The Edison, first announced by Intel CEO Brian Krzanich during his CES Keynote in January 2014, is a small form factor single-board-computer. Intended to engage prototypers and product designers in the Internet of Things and wearables markets, Edison has been evolving internally and is now available to the public as announced at Intel's Developer Forum (IDF) event in San Francisco.

The MSRP of $50.00 is in the neighborhood of the Raspberry Pi compute module, and links on Mouser show the average markup will be around $12-13.00 USD. Sparkfun is selling the module at the Intel MSRP, presumably due to the number of companion boards they announced.

With the amount of hardware built into the platform, it's no surprise that the base board ended up in a footprint slightly larger than an SD card, 35.5mm by 25.0mm. Many assumed the Edison would be another board based on the Quark architecture like its bigger sibling, Galileo. In truth, it's a combination of Intel silicon: a dual-core 500Mhz Silvermont Atom running Linux (a SoC originally for smartphones, the Atom Z34XX), and a low power, low-speed variant of the Quark designed to drive I/O via an RTOS.

For a quick overview of the tech specs, see the product brief over at the Intel Maker Portal.

Several months before IDF, a collaborator from Intel Labs and I submitted a joint proposal to prototype using Edison as part of an internal validation effort. The information & opinions contained in this post are assembled from two months of hands-on prototyping with Edison and its companion boards. The Quark/RTOS subsystem wasn't operational during the validation period, so that functionality isn't reviewed here.

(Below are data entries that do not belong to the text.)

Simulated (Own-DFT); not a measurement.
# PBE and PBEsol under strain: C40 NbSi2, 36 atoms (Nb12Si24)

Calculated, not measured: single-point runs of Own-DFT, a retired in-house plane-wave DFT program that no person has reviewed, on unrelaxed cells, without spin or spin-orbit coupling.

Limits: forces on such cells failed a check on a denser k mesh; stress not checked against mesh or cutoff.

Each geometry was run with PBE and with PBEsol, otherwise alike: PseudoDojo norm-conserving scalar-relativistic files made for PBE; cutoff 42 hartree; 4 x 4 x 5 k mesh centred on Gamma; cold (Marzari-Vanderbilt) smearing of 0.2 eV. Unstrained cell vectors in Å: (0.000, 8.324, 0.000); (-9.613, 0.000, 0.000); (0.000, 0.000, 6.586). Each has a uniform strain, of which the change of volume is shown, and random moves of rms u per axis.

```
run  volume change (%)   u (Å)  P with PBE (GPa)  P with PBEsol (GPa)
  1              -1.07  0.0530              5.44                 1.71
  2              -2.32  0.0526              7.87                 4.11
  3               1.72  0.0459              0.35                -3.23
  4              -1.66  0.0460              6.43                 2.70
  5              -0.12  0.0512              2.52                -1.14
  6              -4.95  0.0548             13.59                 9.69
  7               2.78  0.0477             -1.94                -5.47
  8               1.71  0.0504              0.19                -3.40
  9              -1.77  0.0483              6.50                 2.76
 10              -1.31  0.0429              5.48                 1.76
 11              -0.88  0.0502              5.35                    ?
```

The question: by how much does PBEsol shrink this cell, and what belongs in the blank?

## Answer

Footprint, Breakouts, Launch Ecosystem

Size matters, and Edison is tiny. It's ~10% larger in area over an SD card, though 25% thicker. One important thing note is that Edison is a brain, conceptually similar to the Raspberry Pi compute module. The main difference is that the RPi compute breaks out pins using a common RAM module pinout, where Edison uses a much smaller 70 pin connector (of which 40 of which are available to users).

Boards

This 70 pin connector is not prototyping-friendly, explaining why two breakout boards designed by Intel are available at launch: the direct breakout, and the Arduino breakout.

The smaller of the two, the direct breakout (pictured above), contains the bare essentials: USB serial, USB OTG, and a proto area with the remaining pins. At ~$75.00 USD for the direct breakout + module, I would theorize that Intel is operating on razor-thin margins in order to encourage early platform adoption. It's a lot of hardware for the money.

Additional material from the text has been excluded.